The Intelligence Community wants to develop a kind of universal translator that will search documents across a full range of media and make sense of them for English-speaking analysts.
The Intelligence Advanced Research Projects Activity (IARPA) has launched a multi-year effort to create language processing software under a program called Machine Translation for English Retrieval of Information in Any Language, or “MATERIAL.” IARPA, which works for the Office of the Director of National Intelligence, has awarded contracts to four organizations for the program.
MATERIAL would scour sources as varied as social media, newswires, radio, and TV broadcasts in search of foreign-language documents of interest to U.S. intelligence agencies. The cross-language information retrieval systems would, according to IARPA’s plans, be able to summarize the information they come across and quickly be adapted to new areas of interest.

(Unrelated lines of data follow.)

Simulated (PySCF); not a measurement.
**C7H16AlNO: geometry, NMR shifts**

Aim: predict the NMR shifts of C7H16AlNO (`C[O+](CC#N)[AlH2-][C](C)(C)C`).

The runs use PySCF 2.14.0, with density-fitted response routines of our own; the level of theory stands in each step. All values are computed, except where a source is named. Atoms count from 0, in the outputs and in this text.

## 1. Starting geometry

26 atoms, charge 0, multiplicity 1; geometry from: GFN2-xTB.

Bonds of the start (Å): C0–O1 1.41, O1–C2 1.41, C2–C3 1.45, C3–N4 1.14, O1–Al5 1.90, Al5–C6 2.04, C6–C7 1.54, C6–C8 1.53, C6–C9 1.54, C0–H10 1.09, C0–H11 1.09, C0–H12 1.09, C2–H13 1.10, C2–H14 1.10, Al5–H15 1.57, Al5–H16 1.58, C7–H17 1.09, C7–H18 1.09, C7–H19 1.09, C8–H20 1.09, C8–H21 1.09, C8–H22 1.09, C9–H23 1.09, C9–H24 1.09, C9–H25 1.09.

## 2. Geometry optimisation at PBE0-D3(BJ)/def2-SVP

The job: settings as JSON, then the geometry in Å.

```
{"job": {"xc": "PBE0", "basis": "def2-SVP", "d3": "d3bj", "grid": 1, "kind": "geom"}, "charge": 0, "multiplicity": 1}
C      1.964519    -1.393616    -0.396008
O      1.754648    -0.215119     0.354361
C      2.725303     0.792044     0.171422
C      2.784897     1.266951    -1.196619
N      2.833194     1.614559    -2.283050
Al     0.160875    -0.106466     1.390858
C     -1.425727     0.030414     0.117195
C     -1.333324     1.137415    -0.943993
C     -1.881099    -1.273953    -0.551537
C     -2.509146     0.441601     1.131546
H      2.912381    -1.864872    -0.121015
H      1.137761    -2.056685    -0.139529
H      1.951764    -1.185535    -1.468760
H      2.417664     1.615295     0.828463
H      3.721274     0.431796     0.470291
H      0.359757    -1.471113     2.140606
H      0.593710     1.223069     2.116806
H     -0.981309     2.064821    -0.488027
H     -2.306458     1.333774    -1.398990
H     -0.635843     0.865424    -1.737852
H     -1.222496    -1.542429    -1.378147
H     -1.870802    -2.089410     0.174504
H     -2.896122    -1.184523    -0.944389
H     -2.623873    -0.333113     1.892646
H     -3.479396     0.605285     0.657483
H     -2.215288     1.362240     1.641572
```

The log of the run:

“The collection and analysis of information required to accomplish a specific intelligence task has increasingly become a multilingual venture,” said Carl Rubino, IARPA program manager. “For most languages, there are very few or no automated tools available for cross-lingual data mining and analysis. The MATERIAL Program aims to investigate how current language processing technologies can most efficiently be developed and integrated to respond to specific information needs against multilingual speech and text data.”
The idea of a universal translator has been around at least since Murray Leinster’s 1945 short novel “First Contact,” and is probably most familiar to people through the “Star Trek” television series. On TV, it worked like magic, translating in both directions across a galaxy of alien languages. Researchers working on MATERIAL, by contrast, face some daunting real-world challenges.
Although language processing software has made tremendous strides in recent years, anyone who has trained a speech-to-text app or conversed with Alexa knows that even English-to-English translation can still encounter hiccups. Foreign languages present a different set of problems, including differences in syntax and usage within individual languages, compounded by the sheer number of languages in use.
At one end of the spectrum, Ethnologue currently counts 7,099 known living languages, although many of them are spoken by small groups of people. Google’s Cloud Natural Language API, which gives developers access to sentiment analysis, entity recognition, and syntax analysis, recognizes 80 languages. That’s likely more in line with IARPA’s intentions, but that’s still a lot of languages.
And while most language research is concentrating on verbal translations, IARPA’s project is looking to automate retrieval of information from a variety of formats.
IARPA has awarded contracts to teams led by Johns Hopkins University, Raytheon BBN Technologies, Columbia University, and the University of Southern California Information Sciences Institute for work on the project. Another four organizations–MIT Lincoln Laboratory, the University of Maryland Center for Advanced Study of Language, the National Institute of Standards and Technology, and Tarragon Consulting–will act as the program’s test and evaluation team, assessing the performance of what IARPA expects to be complex end-to-end solutions.
MATERIAL represents the latest effort in IARPA’s wide-ranging efforts toward Anticipatory Intelligence, employing new technologies in a variety of fields, including cybersecurity, signals intelligence, big data analytics, and other fields.